The Washington Post reports that our political process is a victim of “coordinated keyboard warriors  who spread disinformation, prop up political clients or smear their opponents, historical whitewashing is finding new homes” in the Philippines.

Political propaganda “is now proliferating on platforms like TikTok and YouTube that appeal primarily to Gen Z, ushering in a new era of fun, hip, glossily edited content that is harder to regulate online.”

“In the global war on the truth, the Philippines is especially vulnerable,” the Post observed, because of our large online population who find it difficult to spot fake news.

“President Rodrigo Duterte rose to power in 2016 aided by a keyboard army and online hate campaigns, forever changing the online landscape,” the Post. explained.

Indeed, the Philippines became a “petri dish” to test the use of Big Data analytics to predict and influence voters in an election, according to Christopher Wylie, a former employee turned whistleblower of the notorious Cambridge Analytica, a now defunct British political consulting company.

The company specialized in using data science  methodologies to support political campaigns. It  harvested the data of millions of Facebook users to target them for political campaigns in over 30 countries, including ours,  to influence political decisions. Trump was one of their clients.

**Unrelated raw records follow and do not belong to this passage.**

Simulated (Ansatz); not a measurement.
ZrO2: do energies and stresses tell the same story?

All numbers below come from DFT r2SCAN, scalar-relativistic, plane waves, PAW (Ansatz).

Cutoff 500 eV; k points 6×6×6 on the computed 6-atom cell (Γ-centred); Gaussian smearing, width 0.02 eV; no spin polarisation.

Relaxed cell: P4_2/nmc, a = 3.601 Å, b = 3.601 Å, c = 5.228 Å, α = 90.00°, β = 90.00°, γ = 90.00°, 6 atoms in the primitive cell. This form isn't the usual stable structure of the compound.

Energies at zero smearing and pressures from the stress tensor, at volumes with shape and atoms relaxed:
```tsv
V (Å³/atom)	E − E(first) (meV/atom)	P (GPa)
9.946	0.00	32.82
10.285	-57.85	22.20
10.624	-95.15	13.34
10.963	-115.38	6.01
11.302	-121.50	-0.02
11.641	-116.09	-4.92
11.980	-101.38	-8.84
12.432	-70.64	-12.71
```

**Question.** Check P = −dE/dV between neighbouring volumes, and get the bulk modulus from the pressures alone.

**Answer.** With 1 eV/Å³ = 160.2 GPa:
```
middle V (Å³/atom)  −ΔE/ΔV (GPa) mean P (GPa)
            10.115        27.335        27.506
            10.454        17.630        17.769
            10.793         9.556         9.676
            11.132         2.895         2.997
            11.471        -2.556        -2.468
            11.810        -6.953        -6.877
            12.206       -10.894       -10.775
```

Brittany Kaiser, a former Cambridge Analytica director turned whistleblower, warned about microtargeting or the practice of manipulating an individual’s thoughts and sentiments through disinformation tactics and the use of available personal data.

She said a politician who may want to “rebrand” or erase a current reputation can benefit from the expert use of  online data. “Call it historical revisionism, that’s exactly what it is, but it’s done in a data-driven and scientific way...

“You undertake just enough research to figure out what people believe about a certain family, individual, politician, and then you figure out what could convince them to feel otherwise. The goal would be to keep running tests until you actually start to see people’s opinions and attitudes changing.”

Unfortunately, no one really noticed when an alternative universe was being built initially on Facebook and Twitter, and later on TikTok and YouTube that was changing our historical narratives to win over the generations that had no experience of our past.

Credit the family for understanding the dynamics of the new game, which was expressed by the Queen in The Kingmaker: “Perception is real, truth is not.” And that’s how this election is being won, riding on surveys and a nonstop feeding of, as Steve Bannon puts it, a lot of shit on TikTok.

Still, there are millions of Filipinos who  are not ready to surrender this election just because surveys say they have no hope of winning. They went analog, held large rallies, and did house-to-house campaigning. They are also trying to catch up on TikTok.

By now, the only thing left to do is to continue praying for a miracle on May 9. Remember Jeremiah 32:27 when the Lord asked: “Is there anything too hard for me?”

When you pray, think of this woman who had no dreams of being president. She worked as a volunteer lawyer for the poor, lost her husband in the line of duty, became a reluctant congressional candidate and defeated the wife of the reigning local political kingpin.

Then she became an even more reluctant candidate for vice president with almost zero national name recognition and won. She endured six years of nonstop demonizing by administration trolls, but still managed to make her office meaningful. Is an unseen hand preparing her for bigger things?

All those people crowding her rallies without the usual incentives caused a people-powered campaign to blossom beyond everyone’s expectations, including herself. This could have only been inspired by a power bigger than all of us.

I can see the answer to our prayers. Keep faith.